I Have a Dream, by Dr. Martin Luther King, Jr.and paintings by Kadir Nelson. Schwartz & Wade, Random House. 2012. $21.99 all ages

"I say to you today, my
friends, that even though
we face the difficulties of
today and tomorrow,
I still have a dream.
It is a dream deeply rooted
in the American dream.
I have a dream that one day
on the red hills of Georgia,
the sons of former slaves..."

Kadir Nelson says that he was honored to be asked to create paintings to accompany a new book to celebrate the 50th anniversary of Dr. King's I Have a Dream speech. It is a speech of great significance in the history of the United States during the 20th century, and one whose words ring as clear and strong today as it did then. I am listening to a recording of the entire speech from a CD that is part of this beautiful book as I write this post.

The text to be portrayed was carefully chosen, and begins with the closing paragraphs of the speech delivered at the Lincoln Memorial in Washington, D.C. on August 28, 1963. Mr. Nelson visited the site in order to set his images in history and show his readers what Dr. King was seeing as he spoke to the crowd gathered on the mall in front of the memorial. And, as he looks out on the people who have assembled to hear him speak, he is backdropped by President Lincoln in watchful repose. It is an apt portrait.

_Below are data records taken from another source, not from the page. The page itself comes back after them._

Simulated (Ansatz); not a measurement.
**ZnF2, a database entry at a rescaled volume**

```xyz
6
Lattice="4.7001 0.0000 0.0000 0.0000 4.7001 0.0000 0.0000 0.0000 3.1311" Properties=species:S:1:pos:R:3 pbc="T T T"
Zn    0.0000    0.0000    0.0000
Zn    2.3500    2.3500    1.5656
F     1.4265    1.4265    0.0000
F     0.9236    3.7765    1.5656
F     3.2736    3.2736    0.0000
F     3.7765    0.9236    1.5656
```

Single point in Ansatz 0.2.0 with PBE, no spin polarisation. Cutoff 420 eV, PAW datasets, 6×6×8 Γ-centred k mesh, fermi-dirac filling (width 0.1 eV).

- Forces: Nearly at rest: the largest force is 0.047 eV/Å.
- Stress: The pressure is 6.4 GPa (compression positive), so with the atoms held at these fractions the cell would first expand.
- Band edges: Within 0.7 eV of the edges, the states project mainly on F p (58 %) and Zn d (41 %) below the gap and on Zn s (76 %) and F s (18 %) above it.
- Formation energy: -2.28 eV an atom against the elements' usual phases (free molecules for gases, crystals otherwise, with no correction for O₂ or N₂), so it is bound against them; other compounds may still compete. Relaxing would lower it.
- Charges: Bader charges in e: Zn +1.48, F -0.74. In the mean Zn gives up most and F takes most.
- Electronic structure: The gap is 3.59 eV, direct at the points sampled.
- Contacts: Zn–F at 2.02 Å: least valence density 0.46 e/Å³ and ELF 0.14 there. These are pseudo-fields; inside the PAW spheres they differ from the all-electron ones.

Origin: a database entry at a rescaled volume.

His four children have pride of place in a double page spread, accompanied by these words:

"I have a dream that my four little
children will one day live in a nation
where they will not be judged by
color of their skin but by the content
of their character."

His portraits inspire awe. The adults and children hold pride of place on backgrounds that allow attention to be given only to them. Glorious panels stretch across two double page spreads  showing those places across the United States where he wants freedom to ring...from the hilltops of New Hampshire to the hills and molehills of Mississippi. A stunning portrait of Dr. King stands out on a black background as he passionately shares his dream. The book ends with white doves of peace rising 'free at last' into a brilliant blue sky. Perfect!

The full text of the speech is appended.